Playing in front of 10,000-15,000 every night can be fun, but it’s also much more anonymous than performing in a theater or a club because the audience is quite far away. It reminded me of the movie Spinal Tap, because after a while you REALLY don’t know where you are unless you look at your tour book. Sheds mostly look very much alike. They are also outside of the urban areas, which means there isn’t anything to do nearby. Tourbus drives to venue, do soundcheck, have dinner at the venue, hang out on the tourbus, do a show, get back on the tourbus and drive to the next shed…
After this tour I started to perform barefoot. I was wearing boots during the Santana tour and one time my foot fell asleep after crossing my leg for an extended period. When I got up I nearly toppled off the stage… and those stages are about 8-12 feet off the ground.

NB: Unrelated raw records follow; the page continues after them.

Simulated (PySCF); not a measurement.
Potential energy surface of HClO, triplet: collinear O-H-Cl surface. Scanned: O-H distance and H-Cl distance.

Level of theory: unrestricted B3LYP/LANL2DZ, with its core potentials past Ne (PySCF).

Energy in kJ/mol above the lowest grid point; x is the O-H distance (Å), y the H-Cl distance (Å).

On this day in 1975 I went to a concert with my friends. This was my very first concert and I was very excited. We went to see Santana who was on a monster tour around the world. Like many stars of the day he had chartered a plane, which was depicted in the booklet for the triple-LP Lotus, recorded live in Japan in 1974.
I knew nothing about Santana’s opening act. Then the lights went out and in the complete darkness a booming voice incanted “Earth, Wind and Fire” and when he chanted the last word two columns of fire rose from the dark stage… then the music began. Most of the band was using wireless technology (in 1975!!!) and frequently the whole band, except for the drummers, ran around the stage… exiting on one side, running behind the stage and reappearing on the other side. Never again have I seen an opening act get three encores. After the third encore all of the hall lights went on to calm down the audience.
Then Santana started playing. They were very good, of course, but we were under the Earth, Wind & Fire SPELL! Toward the end of Santana’s customarily long set, several E,W & F musicians came back onto the stage, among them the guitarist. He took a solo and after his solo we noticed a shift in Carlos’ presence. He started glowing and when he played he threw his head back and magic happened. An unforgettable evening. That evening may very well be responsible for me becoming a musician. I received Lotus as a gift and wore out those LPs! I learned several of the melodies by ear, among them, of course, Samba Pa Ti!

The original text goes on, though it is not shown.